Aug 27 13:33:56 apollo ns-slapd: Failed to write log, Netscape Portable Runtime error -5956 (The device for storing the file is full.):  - Waiting for 4 database threads to stop
Aug 27 13:33:56 apollo ns-slapd: Writing to the errors log failed.  Exiting...
Aug 27 13:33:57 apollo ns-slapd: Failed to write log, Netscape Portable Runtime error -5956 (The device for storing the file is full.):  - All database threads now stopped
Aug 27 13:33:57 apollo ns-slapd: Writing to the errors log failed.  Exiting...
Aug 27 13:33:57 apollo ns-slapd: Failed to write log, Netscape Portable Runtime error -5956 (The device for storing the file is full.):  - slapd shutting down - freed 1 work q stack objects - freed 1 op stack objects
Aug 27 13:33:57 apollo ns-slapd: Writing to the errors log failed.  Exiting...
Aug 27 13:33:58 apollo ns-slapd: Failed to write log, Netscape Portable Runtime error -5956 (The device for storing the file is full.):  - slapd stopped.
....

If you still see the crash on the host with the larger file system, we learned openldap was rebased for 7.2.  The issue may be related to the openldap upgrade.  Could you please run the test with downgrading openldap to the version of 7.1?

Thanks.

Comment 19 Sankar Ramalingam 2015-08-28 14:54:07 UTC
The machine is already returned back to beaker pool and I am doubtful that I could run the tests by downgrading openldap. Moreover, its difficult to consistently reproduce the crash by running the same set of tests. So, I feel this should be pushed to next release unless we figure out a way to reproduce it very consistently.

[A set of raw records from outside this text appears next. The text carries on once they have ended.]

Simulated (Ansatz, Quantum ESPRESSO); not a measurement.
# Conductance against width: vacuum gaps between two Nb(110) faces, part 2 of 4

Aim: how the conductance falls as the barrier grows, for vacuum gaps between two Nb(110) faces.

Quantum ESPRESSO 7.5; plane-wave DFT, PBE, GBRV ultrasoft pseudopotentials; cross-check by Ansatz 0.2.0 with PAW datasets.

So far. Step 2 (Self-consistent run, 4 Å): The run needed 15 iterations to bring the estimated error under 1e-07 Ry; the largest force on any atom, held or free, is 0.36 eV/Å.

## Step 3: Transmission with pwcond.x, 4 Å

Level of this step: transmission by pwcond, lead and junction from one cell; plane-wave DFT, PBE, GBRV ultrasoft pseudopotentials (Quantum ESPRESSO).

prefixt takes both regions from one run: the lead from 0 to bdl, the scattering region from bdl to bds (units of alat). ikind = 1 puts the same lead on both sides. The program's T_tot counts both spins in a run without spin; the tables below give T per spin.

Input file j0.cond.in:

Comment 20 Noriko Hosoi 2015-08-28 15:32:46 UTC
(In reply to Sankar Ramalingam from comment #19)
> The machine is already returned back to beaker pool and I am doubtful that I
> could run the tests by downgrading openldap. Moreover, its difficult to
> consistently reproduce the crash by running the same set of tests. So, I
> feel this should be pushed to next release unless we figure out a way to
> reproduce it very consistently.

Do you mean you want to stop investigating this crash for now?

Please note that this bug is already targeted as 7.3.0.

Comment 21 Sankar Ramalingam 2015-08-29 12:04:23 UTC
(In reply to Noriko Hosoi from comment #20)
> (In reply to Sankar Ramalingam from comment #19)
> > The machine is already returned back to beaker pool and I am doubtful that I
> > could run the tests by downgrading openldap. Moreover, its difficult to
> > consistently reproduce the crash by running the same set of tests. So, I
> > feel this should be pushed to next release unless we figure out a way to
> > reproduce it very consistently.
> 
> Do you mean you want to stop investigating this crash for now?
Yes. I felt I am spending more time for this but no outcome.
> 
> Please note that this bug is already targeted as 7.3.0.
Okay, I thought I found a reliable reproducer, but now it doesn't look like. So, I would like to give up now and continue with RHEL7.2 work.

Comment 45 Noriko Hosoi 2016-01-07 19:21:26 UTC
Upstream ticket:
https://fedorahosted.org/389/ticket/48403

Comment 46 Noriko Hosoi 2016-05-28 00:46:44 UTC
We did not have a chance to look into this issue recently.

Now we have a rhel-7.3 candidate (of course, we are fixing more bugs, though)
https://brewweb.engineering.redhat.com/brew/buildinfo?buildID=495659
389-ds-base-1.3.5.4-1.el7

Sankar, could you please retry the test with this latest build on rhel-7.3?
> Description of problem: Slapd crashes coming from multi-operations stress tests.

And if the server still crashes, could you retain the test environment with a core file?

Thanks!

Comment 47 Sankar Ramalingam 2016-06-02 08:31:07 UTC
So far with TET acceptance tests, no crashes observed on RHEL7.3 389-ds-base builds. We are yet to start off with Longduration(Tier2) and Stress/Reliability(Tier3) tests for RHEL7.3. I will update the bug with more details if I encounter any crashes with Tier2 and Tier3 execution.

Comment 49 Sankar Ramalingam 2016-06-14 11:17:39 UTC
I cloned a beaker job - https://beaker.engineering.redhat.com/jobs/1369329. I will wait for this job to complete and then update the bug accordingly.

Comment 50 Sankar Ramalingam 2016-06-14 12:02:56 UTC
(In reply to Sankar Ramalingam from comment #49)
> I cloned a beaker job - https://beaker.engineering.redhat.com/jobs/1369329.
> I will wait for this job to complete and then update the bug accordingly.

I didn't observe any crash for the above beaker job. Hence, closing this bug as not reproducible.

Packages tested: 389-ds-base-1.3.5.4-1.el7.x86_64